The latest version of a bill to help aid the fiscally strapped island of Puerto Rico was unveiled late on Wednesday by House Republicans after a month of negotiations.
Top U.S. lawmakers expressing their support for the bill Wednesday.
"We have a bipartisan agreement [on the bill]….that does contain a restructuring that can work," US House of Representatives Democratic leader Nancy Pelosi told reporters at her weekly press briefing. "It calls for the oversight board to treat everyone equally and fairly and by that I mean pensioners and the rest" of the bondholders, she said.
Puerto Rico, which recently registered its largest default to date on May 2 when it failed to make a $367 million payment on bonds issued by the Government Development Bank, is struggling with a massive debt load of $70 billion in bonded indebtedness and an additional $43 billion asset deficit in the island's pension fund.
Pelosi also noted that despite the legislation not being a bill that she would have written, the White House, House Speaker Paul Ryan's office, and her office all participated in coming to an agreement on a bill that they can ultimately support.
Some experts are more critical of the bill in its current form.
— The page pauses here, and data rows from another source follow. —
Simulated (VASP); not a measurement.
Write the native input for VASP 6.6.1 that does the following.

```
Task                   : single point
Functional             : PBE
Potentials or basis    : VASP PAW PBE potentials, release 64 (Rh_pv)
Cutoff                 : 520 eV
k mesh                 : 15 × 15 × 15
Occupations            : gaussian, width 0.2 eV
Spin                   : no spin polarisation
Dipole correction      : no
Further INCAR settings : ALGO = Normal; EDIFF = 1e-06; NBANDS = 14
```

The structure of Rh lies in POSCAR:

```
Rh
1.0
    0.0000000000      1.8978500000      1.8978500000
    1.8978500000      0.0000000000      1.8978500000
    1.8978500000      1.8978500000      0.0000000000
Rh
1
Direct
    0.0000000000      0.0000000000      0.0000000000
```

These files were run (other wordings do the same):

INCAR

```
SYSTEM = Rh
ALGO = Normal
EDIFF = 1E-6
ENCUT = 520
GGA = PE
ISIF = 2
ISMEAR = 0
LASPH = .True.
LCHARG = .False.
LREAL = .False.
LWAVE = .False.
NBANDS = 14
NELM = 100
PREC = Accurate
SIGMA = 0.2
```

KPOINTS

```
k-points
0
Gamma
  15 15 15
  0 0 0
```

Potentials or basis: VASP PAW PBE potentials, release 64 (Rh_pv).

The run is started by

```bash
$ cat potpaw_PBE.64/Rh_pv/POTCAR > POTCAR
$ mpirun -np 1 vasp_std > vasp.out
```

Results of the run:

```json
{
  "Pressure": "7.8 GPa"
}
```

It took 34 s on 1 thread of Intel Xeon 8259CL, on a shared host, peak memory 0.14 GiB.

"The bill remains more aspirational that actionable," said Daniel Hanson, an analyst at Height Securities. "Without clearly specified legal protections or priorities, the legislation is demanding a lot of trust from creditors regarding the composition of the federal control board and its ability to effect operational change within the budget," Hanson wrote in a note issued Thursday.
Despite the uncertainty surrounding the whether the legislation will be able to be passed before the July deadline, some money managers see opportunity in the depreciated bond prices, albeit with some caveats.
"We've been talking about adding to the position," said Mark Taylor, a portfolio manager and head of municipal research at Alpine Funds, about increasing the Alpine High Yield Managed Duration Municipal Fund's exposure to Puerto Rico. The fund currently has about 5 percent allocated to select Puerto Rican paper.
Taylor, who manages more than $1 billion in fixed income, sees value in bonds within a five-year maturity and that are insured by either Assured Guaranty or National Public Finance Guarantee, a wholly owned subsidiary of MBIA. His thesis is based on the anticipation of Puerto Rico registering a "full blown default" on its debt, but feels that both AGO and MBI have strong capital structures that "can handle a full, complete, default for the next five years and still make debt service payments to bondholders".
A key issue during closed-door negotiations about the bill focused on the composition and power of the oversight board.
The board will consist of seven members appointed by the U.S. president who have been confirmed by the Senate or from lists prepared by congressional leadership. The board members will have far-reaching power over Puerto Rico's finances and access to restructuring portions of its $70 billion debt load.
Under the bill, there are several requirements for an entity to fulfill before being permitted to restructure its debt, including good-faith efforts to reach a consensual restructuring with its creditors and having a fiscal plan in place. Five of the seven oversight board members will need to certify that all of the required measures have been met before allowing the entity to restructure its debt.
The board will also have authority over future debt issuance, with the government of Puerto Rico needing prior approval from the board before attempting to tap capital markets.
The Oversight Board will remain in place until Puerto Rico has shown for four consecutive years that it has developed its budgets in accordance with accounting standards, has achieved balanced budgets and is able to access capital markets in the short- and long-term at reasonable rates.
The legislation will now need to be marked up and voted out of the House committee on natural resources in order for it to be sent to the House floor for a full vote.
Congressional leaders hope to get the legislation passed and signed by the president before the island faces its next massive debt payment deadline on July 1 when approximately $2 billion is due, including nearly $800 million on General Obligation bonds that carry a constitutional guarantee.